Kate Mulvany’s stage adaptation of Craig Silvey’s much-loved 2009 novel for young adults, Jasper Jones, is faithful to the world, spirit and overall plot of the original book.

Set in 1965 in the small fictional town of Corrigan in Western Australia, it begins with Charlie Bucktin (Tom Conroy), a smart but dorky 14-year old, being woken by 16-year old Jasper Jones (Guy Simon), whose part Aboriginal heritage makes him a perennial scapegoat and loner.

Jasper asks Charlie to follow him to his hide-away in the bush, where he has discovered something terrible. Knowing that he will be blamed, he begs Charlie to help him find out who is responsible.

So begins a coming-of-age story in which the innocence and high-spiritedness of youth rub up against bigotry, bullying and domestic abuse. Anyone who hasn’t read the book and plans on taking young people (it’s recommended for ages 13+) should be aware that it contains these darker themes as well as a confronting death – but overall it’s a lovely, life-affirming story full of laughter and exuberant humour as well as heartache.

While Charlie waits for Jasper to reappear, he spends time with his best mate, the cricket-mad Jeffrey Lu (Charles Wu). Though the Vietnam War seems worlds away, it still resonates in the background as more Australians are called up and Jeffrey, like Jasper, is the target of casual racism because of his Vietnamese background. And then there’s the book-loving Eliza Wishart (Matilda Ridgway), Charlie’s love interest.

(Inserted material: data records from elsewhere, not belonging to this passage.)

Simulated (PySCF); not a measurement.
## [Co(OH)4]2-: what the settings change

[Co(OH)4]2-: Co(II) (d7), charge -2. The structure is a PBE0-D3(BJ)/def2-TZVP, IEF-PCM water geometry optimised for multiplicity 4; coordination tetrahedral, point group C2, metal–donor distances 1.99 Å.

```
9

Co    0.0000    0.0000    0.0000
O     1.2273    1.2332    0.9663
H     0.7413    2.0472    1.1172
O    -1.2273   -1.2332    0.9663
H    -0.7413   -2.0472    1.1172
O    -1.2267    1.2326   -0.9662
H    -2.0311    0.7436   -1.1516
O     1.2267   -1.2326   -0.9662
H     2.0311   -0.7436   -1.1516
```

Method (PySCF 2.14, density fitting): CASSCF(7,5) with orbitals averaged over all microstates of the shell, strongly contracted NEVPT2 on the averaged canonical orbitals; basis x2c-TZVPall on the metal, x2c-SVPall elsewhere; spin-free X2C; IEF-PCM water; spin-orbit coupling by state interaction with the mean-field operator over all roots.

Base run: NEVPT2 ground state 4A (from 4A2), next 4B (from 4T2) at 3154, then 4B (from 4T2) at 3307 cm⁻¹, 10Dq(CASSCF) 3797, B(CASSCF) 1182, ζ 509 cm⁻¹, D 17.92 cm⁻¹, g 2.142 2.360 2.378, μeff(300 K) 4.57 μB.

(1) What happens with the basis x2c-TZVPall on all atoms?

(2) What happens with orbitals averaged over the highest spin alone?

Inevitably some things in the book aren’t gone into in the same depth. Charlie and Jasper’s encounter with Mad Jack Lionel – another loner avoided by the town and feared by all the children – feels a bit rushed. Charlie’s evolving relationship with his quiet, retiring father is given short shrift, though the relationship with his embittered, frustrated mother is vividly evoked, enhanced by a powerful new scene between her and Charlie as she prepares to leave.

The two attacks on the Lu family don’t have as much of an impact when simply described as they are here and nor do get the same sense of the toll they take on the hitherto irrepressibly optimistic Jeffrey – a moving moment in the novel and something Charlie is acutely aware of. But overall, Mulvany has made well-considered choices in putting the novel and its characters on stage.

Directed by Anne-Louise Sarks, the Belvoir production unfolds on an evocative set by Michael Hankin with a large gum tree plus a small wooden porch and sleep-out, which can be moved to create different locations. It’s all beautifully lit by Matt Scott, while Mel Page’s costumes capture 1960s attire in regional Australia in brilliantly funny fashion for the men (shorts with long socks, tight shirts tucked into tight pants) and more attractive cotton frocks with full skirts for the women. Steve Toulmin’s sound is also very effective in enhancing the atmosphere.

Playing some scenes while racing through the auditorium adds little and is plain clunky at times with people craning their necks, but for the most part Sarks’ lively production flows smoothly. The cricket match in which Jeffrey emerges triumphant is cleverly staged and the ending – though slightly different to the novel – brings a lump to the throat.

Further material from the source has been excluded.